It also says that if $\tilde{\mathbf{A}}$ is very sparse, then it can help to reweight terms with $\tilde{\mathbf{A}}_{ij}=1$ in the loss function, $\mathcal{L}$. (Although I cannot see where we do that in the code?)

Finally, training is done with full-batch gradient descent, and the reparameterization trick (see here: https://sassafras13.github.io/ReparamTrick/) is used to handle the stochasticity of the VAE (not necessary for the AE). 

### What about the AE? 

The AE is deterministic so instead of using the KL divergence for the loss function, we use binary cross entropy, aka the log-loss function (see here: https://sassafras13.github.io/BiCE/). This is essentially doing the same thing as KL divergence - it is measuring the difference between two distributions:

$$H_p(q) = - \frac{1}{N} \sum_{i=1}^N y_i \log(p(y_i)) + (1 - y_i)\log(1 - p(y_i))$$

In [None]:
# Create Model
pos_weight = float(adj.shape[0] * adj.shape[0] - adj.sum()) / adj.sum()
norm = adj.shape[0] * adj.shape[0] / float((adj.shape[0] * adj.shape[0] - adj.sum()) * 2)

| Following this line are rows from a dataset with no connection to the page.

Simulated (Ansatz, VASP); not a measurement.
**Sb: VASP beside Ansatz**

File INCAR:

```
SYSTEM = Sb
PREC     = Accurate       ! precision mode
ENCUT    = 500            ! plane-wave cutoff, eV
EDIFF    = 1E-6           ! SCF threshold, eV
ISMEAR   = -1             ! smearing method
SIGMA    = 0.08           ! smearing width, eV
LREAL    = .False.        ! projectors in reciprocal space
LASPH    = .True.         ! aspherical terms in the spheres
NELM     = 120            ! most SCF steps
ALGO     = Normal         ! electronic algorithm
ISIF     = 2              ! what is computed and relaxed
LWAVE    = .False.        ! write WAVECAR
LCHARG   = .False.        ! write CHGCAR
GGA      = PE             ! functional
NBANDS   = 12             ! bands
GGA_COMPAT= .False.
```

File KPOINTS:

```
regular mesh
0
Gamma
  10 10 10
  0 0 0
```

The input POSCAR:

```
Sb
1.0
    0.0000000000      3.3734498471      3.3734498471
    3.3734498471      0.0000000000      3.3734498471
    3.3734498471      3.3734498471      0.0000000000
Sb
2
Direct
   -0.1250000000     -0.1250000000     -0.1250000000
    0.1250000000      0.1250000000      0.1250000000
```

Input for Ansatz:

adj_label = adj_train + sp.eye(adj_train.shape[0])
adj_label = sparse_to_tuple(adj_label)



adj_norm = torch.sparse.FloatTensor(torch.LongTensor(adj_norm[0].T), 
                            torch.FloatTensor(adj_norm[1]), 
                            torch.Size(adj_norm[2]))
adj_label = torch.sparse.FloatTensor(torch.LongTensor(adj_label[0].T), 
                            torch.FloatTensor(adj_label[1]), 
                            torch.Size(adj_label[2]))
features = torch.sparse.FloatTensor(torch.LongTensor(features[0].T), 
                            torch.FloatTensor(features[1]), 
                            torch.Size(features[2]))

weight_mask = adj_label.to_dense().view(-1) == 1
weight_tensor = torch.ones(weight_mask.size(0)) 
weight_tensor[weight_mask] = pos_weight

# init model and optimizer
model = getattr(model,args.model)(adj_norm)
optimizer = Adam(model.parameters(), lr=args.learning_rate)

# train model
for epoch in range(args.num_epoch):
    t = time.time()

    A_pred = model(features)
    optimizer.zero_grad()
    # the AE uses binary cross entropy
    loss = log_lik = norm*F.binary_cross_entropy(A_pred.view(-1), adj_label.to_dense().view(-1), weight = weight_tensor)
    if args.model == 'VGAE':
        # I think this is the expression for KL divergence for multivariate normal distributions that have a diagonal multivariate normal
        kl_divergence = 0.5/ A_pred.size(0) * (1 + 2*model.logstd - model.mean**2 - torch.exp(model.logstd)**2).sum(1).mean() # is this mean redundant?
        loss -= kl_divergence

    loss.backward()
    optimizer.step()

    train_acc = get_acc(A_pred,adj_label)

    val_roc, val_ap = get_scores(val_edges, val_edges_false, A_pred)
    print("Epoch:", '%04d' % (epoch + 1), "train_loss=", "{:.5f}".format(loss.item()),
          "train_acc=", "{:.5f}".format(train_acc), "val_roc=", "{:.5f}".format(val_roc),
          "val_ap=", "{:.5f}".format(val_ap),
          "time=", "{:.5f}".format(time.time() - t))


test_roc, test_ap = get_scores(test_edges, test_edges_false, A_pred)
print("End of training!", "test_roc=", "{:.5f}".format(test_roc),
      "test_ap=", "{:.5f}".format(test_ap))